Uber Used a Secret Tool Called ‘Ripley’ to Disrupt Government Investigations for Over a Year
After a slew of bad press in 2017, Uber is once again forced to play damage control.
PHOTO CREDIT: Getty Images
- A Bloomberg report claims that Uber had a system it used to disrupt government investigations.
- Called Ripley, the system allowed a remote team to lock, shut off, and change passwords on devices the company feared would be targeted by investigators in foreign countries.
- The company allegedly used the system at least 24 times from spring 2015 until late 2016, but the report does not claim that Uber used the system for any US offices.
Now, a Bloomberg report alleges that the company had a system it used to disrupt government investigations.
In the report, people with knowledge of Uber's operations say that the system, called Ripley, was a closely guarded secret. It allowed a remote team to lock, shut off, and change passwords on devices the company feared would be targeted by investigators in foreign countries. The company allegedly used the system at least 24 times from spring 2015 until late 2016. The report does not claim that Uber used the system for any US offices.
Like every company with offices around the world, we have security procedures in place to protect corporate and customer data, an Uber spokesperson told Business Insider. For instance, if an employee loses their laptop, we have the ability to remotely log them out of Uber's systems to prevent someone else from accessing private user data through that laptop. When it comes to government investigations, it's our policy to cooperate with all valid searches and requests for data.
Ripley was named for the heroine played by Sigourney Weaver in the "Alien" films, and it was inspired by a line of dialogue from Aliens, the second film in the franchise.
Nuke the entire site from orbit, Ripley says in the film. It's the only way to be sure.

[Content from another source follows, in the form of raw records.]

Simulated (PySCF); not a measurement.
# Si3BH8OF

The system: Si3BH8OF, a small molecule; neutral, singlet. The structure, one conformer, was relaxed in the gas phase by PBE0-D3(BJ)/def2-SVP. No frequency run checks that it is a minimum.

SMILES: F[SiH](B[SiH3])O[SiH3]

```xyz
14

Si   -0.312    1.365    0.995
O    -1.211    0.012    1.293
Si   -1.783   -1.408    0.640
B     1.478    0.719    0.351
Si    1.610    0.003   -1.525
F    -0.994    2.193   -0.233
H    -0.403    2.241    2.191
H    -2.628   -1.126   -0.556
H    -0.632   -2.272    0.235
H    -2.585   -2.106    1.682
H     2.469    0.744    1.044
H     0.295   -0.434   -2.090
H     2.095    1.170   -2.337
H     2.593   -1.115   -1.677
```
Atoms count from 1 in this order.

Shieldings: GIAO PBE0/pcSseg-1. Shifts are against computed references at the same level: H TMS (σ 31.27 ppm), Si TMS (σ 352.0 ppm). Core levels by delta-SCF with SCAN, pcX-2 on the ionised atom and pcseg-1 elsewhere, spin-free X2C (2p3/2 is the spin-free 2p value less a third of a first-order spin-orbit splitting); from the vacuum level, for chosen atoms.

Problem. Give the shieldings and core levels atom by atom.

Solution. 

While people with knowledge of the Ripley system told Bloomberg they believed the system's use was acceptable in some cases when foreign governments didn't obtain specific search warrants, the system is consistent with the company's often adversarial attitude toward government regulators.
In 2017, The New York Times released a report that described a tool, called Greyball, that the company used to prevent officials from ordering rides in cities where the service was banned or contested.